When Sagan recorded his series, the world had a stockpile of 50,000 nuclear warheads, collectively capable of destroying every city on the planet several times over. Thankfully, by the time Voyager 1 took the photograph of The Pale Blue Dot, the Iron Curtain had fallen and the world's arsenal of nuclear weapons had been reduced dramatically.

The nuclear arms race is, we hope, forever behind us. But, unless we as a species find better, cleaner ways to engineer and manufacture the many things we take for granted - and better, safer, more sustainable ways to produce the energy our growing global population needs to survive, we are still at risk of what came to be known in the Cold War era as Mutually Assured Destruction (M.A.D).

Referring to the looming threat of a nuclear holocaust, Sagan reminded his viewers: "We are the legacy of 15-billon years of cosmic evolution. We have a choice: We can enhance life and come to know the universe that made us, or we can squander our…heritage in meaningless self-destruction."
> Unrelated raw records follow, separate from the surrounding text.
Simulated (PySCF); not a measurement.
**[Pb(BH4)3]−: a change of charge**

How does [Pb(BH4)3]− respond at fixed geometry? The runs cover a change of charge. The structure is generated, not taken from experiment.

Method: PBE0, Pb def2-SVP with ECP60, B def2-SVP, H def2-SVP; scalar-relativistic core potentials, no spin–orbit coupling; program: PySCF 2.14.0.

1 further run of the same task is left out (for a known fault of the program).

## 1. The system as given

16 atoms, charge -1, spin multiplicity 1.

To paraphrase his conclusion, how we treat the Earth in the last few seconds of this cosmic year - and what we do to rectify the mess we've made so far, will decide what happens as the clock tolls 12 on our wasteful and profligate habits.

Perhaps in the week of Valentine's Day 2020 it's a good time to take another look at The Pale Blue Dot and decide what we can do to show Earth how much we love her.

Beautiful, small and fragile; the only home we have.